A multilingual environment for LaTeX with Aleph
© 2004-2005 Javier Bezos
All Rights Reserved
See also the Forum, with updated information and the possibility to post a comment. (I intend to create a weblog, but for the time being this is a sort of poor man's blog.)
2005-07-10. Selecting components and properties
I'm rewriting significant portions of the main package to implement the inheritance scheme explained below, thus meaning there is no code to release until this task is more or less finished (in the sense that this feature requires changes in many interrelated parts of the code and therefore it does not work yet). It's taking me a lot more time than I expected.
The main reason is I'm not sure if components and properties should be splitted into two categories, as currently are, or rather should be a single selector. For example, quotes has its own group, so you can say
text.quotes = include (or exclude, or inherit, etc.)
but it so happens quotes can have different configurations:
text.quotes.style = angle (or high, etc.)
So, should not both settings be gathered so that we say:
text.quotes = angle (or high, OR include, or exclude, or inherit, etc.)?
(the particular style to include them, or include to use a default value; of course there should be a way to set the default). Note CSS follows more or less this combined syntax, but note as well CSS has a closed set of properties (and values) while Mem allows you to define your own properties and their values.
In other words, very likely selecting a component should be considered another property instead of a separate feature (as far as an user is concerned, of course--the code could be quite different).
2005-02-07. EuroTeX 2005
Currently I'm preparing my talk at EuroTeX (March 7, 2005), so very little has been done.
2005-02-04. LGR encoding
Adapting LGR is not easy, because several important signs are assigned to ascii points whose catcode is reserved in LaTeX--eg, GREEK PSILI AND OXIA at "5E (^) thus having the catcode of superscript. There is another symbol mapped to the backslash. That would not be important except for a long-standing bug in how OCPs treat catcodes which the Aleph Task Force is trying to fix, because it's a critical one (very often \string is no-op and \char does not ensure a catcode of 12). Actually, these signs are intended to be accesed only by means of a TeX ligature like >', and this is what I've done in the mtp files.

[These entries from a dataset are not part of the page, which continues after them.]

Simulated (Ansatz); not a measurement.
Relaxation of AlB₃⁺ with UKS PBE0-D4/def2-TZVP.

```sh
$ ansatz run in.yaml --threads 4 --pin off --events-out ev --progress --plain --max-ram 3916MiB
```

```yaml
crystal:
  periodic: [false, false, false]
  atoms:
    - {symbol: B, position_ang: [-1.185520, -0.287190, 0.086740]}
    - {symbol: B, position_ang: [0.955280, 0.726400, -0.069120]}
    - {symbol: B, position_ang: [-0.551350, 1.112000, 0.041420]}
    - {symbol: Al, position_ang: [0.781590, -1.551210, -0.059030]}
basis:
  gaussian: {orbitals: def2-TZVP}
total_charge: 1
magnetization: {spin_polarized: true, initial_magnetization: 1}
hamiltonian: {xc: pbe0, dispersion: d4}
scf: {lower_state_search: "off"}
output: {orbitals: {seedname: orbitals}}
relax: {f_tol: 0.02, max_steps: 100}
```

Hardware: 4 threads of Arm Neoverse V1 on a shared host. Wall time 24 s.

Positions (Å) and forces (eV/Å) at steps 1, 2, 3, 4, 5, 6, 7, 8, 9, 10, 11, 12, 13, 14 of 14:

Since there are very few LGR fonts, and very likely their number will not increase, I'm thinking about removing the support for that encoding and instead to write a virtual file.
Several control characters has been added, in particular spacing controls like EM QUAD, FIGURE SPACE, etc.
2004-12-23. Further tests
I continue exploring the current code. The black boxes in greek.pdf are non breaking spaces. Currently, mtp's handle printable characters only, but control characters, which are so important in Unicode, should be taken into account, too. A new greek.pdf shows a few polytonic characters written in UTF-8 as well as a short polytonic text.
2004-12-18. Encodings and components
The basic code for font encodings is more or less working, but it's still far from finished. However, corrently you can make tests for Cyrillic and Greek, even polytonic. There is a short example in greek.tex. Oddly enough, omlgc DOES NOT has the extended Greek Unicode page, but instead these characters are placed in the private area with its own encoding. However, LGR more or less work, but you should note the input convention is that of Omega--like that of babel but with = replacing ~ (after all, redefining ~ does not seem a good idea). Now, this basic structure must be fine tuned and improved.
One of the next tasks is to see how language features are selected. Currently, these features are grouped in a few so-called components, so that you can select, say, the "text" component. However, this schema is very limited and a new one must be devised to allow selecting "subcomponent"s or even an specific macro. Ideally, one should be able to:
- select a feature,
- ignore a feature, "inheriting" it from the surrounding language,
- ignore a feature, "inheriting" it from the main language,
- ignore a feature, killing it and restoring the LaTeX default, if any.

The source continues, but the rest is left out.